Paul Andrew Caters to a New Generation of Stars

It’s not surprising that Paul Andrew chose Virginia Gardner, who plays one of Marvel Universe’s biggest rebels, as his inspiration this season. He’s got a track record with onscreen rule-breakers. While preparing for his debut as the creative director of Salvatore Ferragamo this past February, Andrew spent hours “devouring” The Crown. Andrew, a Brit, was especially drawn to Princess Margaret, as portrayed by Vanessa Kirby. “She was this naughty, debauched royal,” he says. Inspired by the character, he fantasized a scene where, following a wild night out, the princess remembers she has to feed the palace chickens. “She throws on this poncho and a pair of ostrich boots, and goes out onto the farm,” he says, smiling. That moment—where excess meets everyday—would manifest itself on the Ferragamo runway, which saw slinky dresses topped with ponchos and worn with flat boots. Andrew delights in taking “old-fashioned, aristocratic dress codes and bringing them to the streets.”

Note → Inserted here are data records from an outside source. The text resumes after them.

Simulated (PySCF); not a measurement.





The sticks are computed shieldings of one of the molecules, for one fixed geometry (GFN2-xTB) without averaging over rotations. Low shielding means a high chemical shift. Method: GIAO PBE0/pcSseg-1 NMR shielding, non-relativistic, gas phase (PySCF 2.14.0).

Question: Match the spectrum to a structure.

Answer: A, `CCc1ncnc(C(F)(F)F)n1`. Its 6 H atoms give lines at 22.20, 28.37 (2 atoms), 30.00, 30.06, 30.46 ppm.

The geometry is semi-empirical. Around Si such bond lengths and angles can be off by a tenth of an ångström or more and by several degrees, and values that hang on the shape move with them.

That Andrew was enamored with the unruly Margaret as opposed to, say, Claire Foy’s proper queen makes sense. Salvatore Ferragamo, too, was drawn to iconoclasts: Think of Ferragamo client Katharine Hepburn, Andrew’s other lodestar for the collection. As he points out, the Hollywood icon proudly sported trousers at a time when women could be arrested for doing so. Since the fall 2018 show also marked the first time the 91-year-old brand showed mens- and womenswear together, Hepburn’s androgyny was a natural meeting point for the new creative director and Ferragamo’s menswear designer, Guillaume Meilland. The two worked together closely, often switching up looks willy-nilly. “Suddenly, a men’s coat was on the female model,” and vice versa, Andrew says—a timely approach to design for a younger generation not hung up on classic gender roles.

Andrew grew up in Berkshire, west of London, the son of an upholsterer to the queen. After graduating from the Berkshire College of Art and Design, he quickly landed an internship at Alexander McQueen, working with Lee himself before relocating to New York. There, he logged time at three emblematic American brands: Narciso Rodriguez, Calvin Klein, and Donna Karan.

Andrew’s big breakthrough in the industry came when he launched his namesake line of eminently wearable heels in 2012. Four years later, he was tapped as design director of women’s shoes at Ferragamo, bringing with him his obsession with comfort. Now he’s applying that ease to a full collection. “I was a little daunted in the beginning,” he admits. “I had studied ready-to-wear back in school, quite some time ago. I wondered, I made a name for myself in shoes—could I be that good in clothing, too? But ultimately, design is design. If you told me to design a chair or a table or a hotel suite, I know that I could do that.”

It helped that he had access to the Ferragamo archives, housed at Palazzo Spini Feroni in Florence. After sifting through thousands of treasures, he kept thinking about the iconic Rainbow wedge, originally created for Judy Garland, and decided to incorporate that spectrum of hues into the collection. He also discovered foulard prints circa 1990, which he asked his team to re-create, spliced together for an edgier feel.

At the show, Virginia Gardner, a star of Hulu’s Runaways—on which she plays one of the first openly gay Marvel characters—sat front row, next to Danai Gurira and Shailene Woodley. Andrew is keenly aware that he is designing for a new generation of stars, one that has been shaped by activism and that values substance as much as it does style. When he describes Gardner, he talks up her Grace Kelly–like features but also her dedication to campaigning for the LGBTQ community. “She speaks to the Ferragamo past and future for me.”

“Watching the runway show,” Gardner tells me, “I had several moments where I thought to myself, I want to wear that.” She points to the suiting look she wore on ELLE’s shoot as a favorite: “an incredibly luxurious, feminine take on a masculine silhouette.” The show marked her first international fashion experience, and it sounds like it won’t be her last. “Let’s just say I foresee lots of frequent-flyer miles in the future.” As for Andrew’s future inspiration, a Hulu binge just might be in order.